Search code examples
jsonpostgresqlmultimaphstore

Postgresql merge rows with same key (hstore or json)


I have a table like this:

+--------+--------------------+   
|   ID   |   Attribute        |  
+--------+--------------------+ 
|    1   |"color" => "red"    |    
+--------+--------------------+  
|    1   |"color" => "green"  | 
+--------+--------------------+ 
|    1   |"shape" => "square" | 
+--------+--------------------+ 
|    2   |"color" => "blue"   | 
+--------+--------------------+ 
|    2   |"color" => "black"  | 
+--------+--------------------+ 
|    2   |"flavor" => "sweat" | 
+--------+--------------------+ 
|    2   |"flavor" => "salty" | 
+--------+--------------------+ 

And I want to run some postgres query that get a result table like this:

+--------+------------------------------------------------------+   
|   ID   |                    Attribute                         |  
+--------+------------------------------------------------------+ 
|    1   |"color" => "red, green", "shape" => "square"          |    
+--------+------------------------------------------------------+  
|    2   |"color" => "blue, black", "flavor" => "sweat, salty"  | 
+--------+------------------------------------------------------+ 

The attribute column can either be hstore or json format. I wrote it in hstore for an example, but if we cannot achieve this in hstore, but in json, I would change the column to json.

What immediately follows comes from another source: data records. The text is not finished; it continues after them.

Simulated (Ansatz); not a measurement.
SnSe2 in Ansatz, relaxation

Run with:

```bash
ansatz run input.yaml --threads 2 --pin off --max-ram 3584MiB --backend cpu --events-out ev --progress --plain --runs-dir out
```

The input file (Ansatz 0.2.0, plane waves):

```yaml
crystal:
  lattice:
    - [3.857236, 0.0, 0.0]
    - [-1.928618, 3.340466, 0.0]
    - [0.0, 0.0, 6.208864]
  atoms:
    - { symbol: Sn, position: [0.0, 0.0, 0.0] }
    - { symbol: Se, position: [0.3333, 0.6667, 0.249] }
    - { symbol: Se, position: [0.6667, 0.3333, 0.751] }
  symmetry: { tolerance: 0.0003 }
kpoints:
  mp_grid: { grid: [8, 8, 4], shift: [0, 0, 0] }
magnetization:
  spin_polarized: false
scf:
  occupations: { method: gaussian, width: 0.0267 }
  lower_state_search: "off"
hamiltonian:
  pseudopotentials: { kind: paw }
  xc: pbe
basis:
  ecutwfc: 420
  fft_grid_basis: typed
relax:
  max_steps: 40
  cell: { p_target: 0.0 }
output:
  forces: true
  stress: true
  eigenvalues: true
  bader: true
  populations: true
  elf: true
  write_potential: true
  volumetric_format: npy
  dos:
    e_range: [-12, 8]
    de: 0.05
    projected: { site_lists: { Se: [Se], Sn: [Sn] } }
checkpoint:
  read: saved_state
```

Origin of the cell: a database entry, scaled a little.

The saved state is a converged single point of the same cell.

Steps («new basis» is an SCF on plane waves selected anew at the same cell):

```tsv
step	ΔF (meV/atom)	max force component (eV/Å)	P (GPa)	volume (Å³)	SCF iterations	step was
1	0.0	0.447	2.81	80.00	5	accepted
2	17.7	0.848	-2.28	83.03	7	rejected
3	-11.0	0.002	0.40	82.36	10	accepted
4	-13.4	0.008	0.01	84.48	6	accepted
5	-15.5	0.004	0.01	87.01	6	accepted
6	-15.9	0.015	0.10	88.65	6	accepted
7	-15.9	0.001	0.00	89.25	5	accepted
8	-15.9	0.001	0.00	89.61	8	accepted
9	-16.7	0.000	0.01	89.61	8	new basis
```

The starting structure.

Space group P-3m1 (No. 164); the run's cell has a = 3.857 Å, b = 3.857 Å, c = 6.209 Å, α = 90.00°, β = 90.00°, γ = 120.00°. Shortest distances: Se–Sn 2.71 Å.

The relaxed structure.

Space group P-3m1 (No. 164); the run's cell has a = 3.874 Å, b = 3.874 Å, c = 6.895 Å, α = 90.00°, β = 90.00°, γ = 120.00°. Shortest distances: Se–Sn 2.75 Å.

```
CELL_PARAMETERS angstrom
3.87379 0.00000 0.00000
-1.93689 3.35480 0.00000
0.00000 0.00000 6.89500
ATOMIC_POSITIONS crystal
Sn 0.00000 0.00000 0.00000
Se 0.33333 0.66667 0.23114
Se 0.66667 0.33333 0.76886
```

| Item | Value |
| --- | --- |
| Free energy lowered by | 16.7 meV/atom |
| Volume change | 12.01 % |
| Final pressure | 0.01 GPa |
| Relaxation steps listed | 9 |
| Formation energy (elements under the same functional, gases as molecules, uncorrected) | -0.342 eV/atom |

I know that hstore does not support one key to multiple values, when I tried some merge method, it only kept one value for each key. But for json, I didn't find anything that supports multiple value merge like this neither. I think this can be done by function merging values for the same key into a string/text and add it back to the key/value pair. But I'm stuck in implementing it.

Note: if implement this in some function, ideally any key such as color, shape should not appear in the function since keys can be expanded dynamically.

Does anyone have any idea about this? Any advice or brainstorm might help. Thank you!


Solution

  • Just a note before anything else: in your desidered output I would use some proper json and not that kind of lookalike. So a correct output according to me would be:

    +--------+----------------------------------------------------------------------+   
    |   ID   |                             Attribute                                |  
    +--------+----------------------------------------------------------------------+ 
    |    1   | '{"color":["red","green"], "flavor":[], "shape":["square"]}'         |    
    +--------+----------------------------------------------------------------------+  
    |    2   | '{"color":["blue","black"], "flavor":["sweat","salty"], "shape":[]}' | 
    +--------+----------------------------------------------------------------------+ 
    

    A PL/pgSQL function which parses the json attributes and executes a dynamic query would do the job, something like that:

    CREATE OR REPLACE FUNCTION merge_rows(PAR_table regclass) RETURNS TABLE (
        id          integer,
        attributes  json
    ) AS $$
    DECLARE
        ARR_attributes  text[];
        VAR_attribute   text;
        ARR_query_parts text[];
    BEGIN
        -- Get JSON attributes names
        EXECUTE format('SELECT array_agg(name ORDER BY name) AS name FROM (SELECT DISTINCT json_object_keys(attribute) AS name FROM %s) AS s', PAR_table) INTO ARR_attributes;
    
        -- Write json_build_object() query part
        FOREACH VAR_attribute IN ARRAY ARR_attributes LOOP
            ARR_query_parts := array_append(ARR_query_parts, format('%L, array_remove(array_agg(l.%s), null)', VAR_attribute, VAR_attribute));
        END LOOP;
    
        -- Return dynamic query
        RETURN QUERY EXECUTE format('
            SELECT t.id, json_build_object(%s) AS attributes 
                FROM %s AS t, 
                LATERAL json_to_record(t.attribute) AS l(%s) 
                GROUP BY t.id;', 
            array_to_string(ARR_query_parts, ', '), PAR_table, array_to_string(ARR_attributes, ' text, ') || ' text');
    END;
    $$ LANGUAGE plpgsql;
    

    I've tested it and it seems to work, it returns a json with. Here is my test code:

    CREATE TABLE mytable (
        id          integer NOT NULL,
        attribute   json    NOT NULL
    
    );
    INSERT INTO mytable (id, attribute) VALUES 
    (1, '{"color":"red"}'),
    (1, '{"color":"green"}'),
    (1, '{"shape":"square"}'),
    (2, '{"color":"blue"}'),
    (2, '{"color" :"black"}'),
    (2, '{"flavor":"sweat"}'),
    (2, '{"flavor":"salty"}');
    
    SELECT * FROM merge_rows('mytable');
    

    Of course you can pass the id and attribute column names as parameters as well and maybe refine the function a bit, this is just to give you an idea.

    EDIT : If you're on 9.4 please consider using jsonb datatype, it's much better and gives you room for improvements. You would just need to change the json_* functions to their jsonb_* equivalents.